Tripods are great for production portraits. “Welcome. Please stand on the ‘X’ and smile.” You can do a portrait every minute or two and get through a whole school or company before lunch. For individual portraits it is often easier and more practical to hand hold. You can move more freely. In a studio, you don’t need to use a tripod. The flash from a strobe is about 1/1000th so it will stop most motion, camera stability is not an issue.
Since you asked, I have several aluminum tripods. Most were $50. One even has a panning head! Good aluminum tripods have all metal parts. If you are looking at an aluminum tripod and you see plastic, don’t purchase it! Plastic does not like UV light so it will deteriorate when used outside and it tends to sag under weight.

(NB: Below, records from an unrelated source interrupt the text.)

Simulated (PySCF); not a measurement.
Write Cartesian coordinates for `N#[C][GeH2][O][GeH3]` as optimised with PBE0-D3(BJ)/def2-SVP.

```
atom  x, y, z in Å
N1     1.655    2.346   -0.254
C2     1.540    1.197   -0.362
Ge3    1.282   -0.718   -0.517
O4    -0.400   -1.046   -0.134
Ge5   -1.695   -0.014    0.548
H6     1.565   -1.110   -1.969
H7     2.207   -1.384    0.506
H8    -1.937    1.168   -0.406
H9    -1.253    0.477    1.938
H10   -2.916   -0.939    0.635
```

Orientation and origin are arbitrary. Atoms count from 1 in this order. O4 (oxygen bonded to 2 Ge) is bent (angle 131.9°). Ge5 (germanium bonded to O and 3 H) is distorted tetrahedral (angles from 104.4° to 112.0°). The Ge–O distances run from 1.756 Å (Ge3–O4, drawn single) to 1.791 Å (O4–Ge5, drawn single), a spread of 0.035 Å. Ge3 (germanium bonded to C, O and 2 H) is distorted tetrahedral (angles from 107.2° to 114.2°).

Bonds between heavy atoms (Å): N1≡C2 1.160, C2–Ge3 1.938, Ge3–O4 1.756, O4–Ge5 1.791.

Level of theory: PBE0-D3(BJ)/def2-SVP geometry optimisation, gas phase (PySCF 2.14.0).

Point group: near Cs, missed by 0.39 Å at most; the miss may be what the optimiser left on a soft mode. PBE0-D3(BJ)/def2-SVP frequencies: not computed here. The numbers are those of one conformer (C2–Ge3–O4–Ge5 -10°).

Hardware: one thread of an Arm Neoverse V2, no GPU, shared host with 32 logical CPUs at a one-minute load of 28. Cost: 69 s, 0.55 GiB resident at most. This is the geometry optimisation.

My one, more expensive aluminum is a spindly little Velbon Sherpa, which is extremely light but very effective. I use it when travelling, sometimes.
I also have a Slik carbon fibre tripod with a Manfrotto head. A threaded adapter matches the thinner Slik and thicker Manfrotto threads. It provides a good combination of light weight, height and head performance. A feature I like is that the legs can splay out so the head is just above the ground for really low shots, then it can stand with legs extended normally and I don’t have to bend to look through the viewfinder, without extending the centre column. Very versatile.
Of course, a rock, a car, a table, a railing, and many other things make good substitutes, too.